Hi Dr Laura,
As we were sitting around the dinner table the other night, my 12-year old turned to me and asked,
"Mom, what did you want to be when you grew up?"
Without hesitation I said, "I always wanted to be a mom with two boys."
He laughed and said, "No mom, what did you want to be?"
My 14-year old son chimed in asking if I wanted to be a doctor or a lawyer. He remembered I had a degree in Economics and asked if I wanted to be an Economist.
Again, I said, "No, I wanted to be a mom with two boys."
It really was my dream to have a wonderful husband who would provide for us while I stayed at home with my two boys. I didn't want girls because I knew I would never able to fix their hair properly. I wanted two, crazy, testosterone-driven boys. God gave me all of this, and yet my children were in disbelief as to what I wanted to be when I grew up.
My 12-year old asked again, "Mom, really, what did you want to be?"
I said, "Being a mom is the best job in the world. Why would anyone want to be anything else? I love being a mom. You guys make my life happy and I love going to work."
There was quite a bit of eye-rolling as I said this. They couldn't believe anyone would just want to be a mom. I think they expected me to have "bigger" ambitions. They didn't understand that being a mom was most important job any woman would ever experience. They didn't get being at all their school functions and sport activities was so much fun for me. They didn't comprehend that helping them with homework and making sure they were loved and acknowledged was the most demanding job in the world. They just thought a MOM was not enough.
As we finished dinner, my youngest was going to try and pin me down one more time. "Mom, what kind of job did you want where you would get a paycheck every week?"
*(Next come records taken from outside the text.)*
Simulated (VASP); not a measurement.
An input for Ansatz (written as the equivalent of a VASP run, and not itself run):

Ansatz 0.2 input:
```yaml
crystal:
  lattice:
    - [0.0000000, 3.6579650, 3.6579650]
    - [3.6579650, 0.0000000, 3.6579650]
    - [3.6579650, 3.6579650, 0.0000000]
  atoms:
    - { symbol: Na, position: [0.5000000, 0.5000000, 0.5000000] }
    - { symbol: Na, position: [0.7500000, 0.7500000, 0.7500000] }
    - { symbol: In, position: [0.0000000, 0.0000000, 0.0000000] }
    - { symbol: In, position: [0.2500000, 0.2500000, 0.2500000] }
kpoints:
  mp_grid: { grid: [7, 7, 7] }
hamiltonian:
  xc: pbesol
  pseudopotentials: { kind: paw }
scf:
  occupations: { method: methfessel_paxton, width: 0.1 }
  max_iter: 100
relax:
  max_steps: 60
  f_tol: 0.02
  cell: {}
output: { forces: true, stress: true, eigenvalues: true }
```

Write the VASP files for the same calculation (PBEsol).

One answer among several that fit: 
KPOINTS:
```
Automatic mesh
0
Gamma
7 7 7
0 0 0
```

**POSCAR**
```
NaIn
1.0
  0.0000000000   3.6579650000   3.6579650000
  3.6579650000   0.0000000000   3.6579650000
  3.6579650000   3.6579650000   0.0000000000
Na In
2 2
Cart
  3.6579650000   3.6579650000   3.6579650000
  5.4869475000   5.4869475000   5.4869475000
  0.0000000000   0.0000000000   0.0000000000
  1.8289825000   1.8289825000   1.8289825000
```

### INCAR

I told him payments can come in different forms and I didn't need to be paid in cash to have a job. There are other ways for people to get paid like in compliments or self satisfaction.
Looking confused and defeated, he gave me a kiss and hug and said, "Well, I am glad you are my mom."
As he walked away, I smiled to myself thinking I had done a great job at the office today. And what about the paycheck, you ask? Can one really put a price tag on a kiss, hug and compliment from a 12-year old boy that calls you MOM? Or should we just say priceless?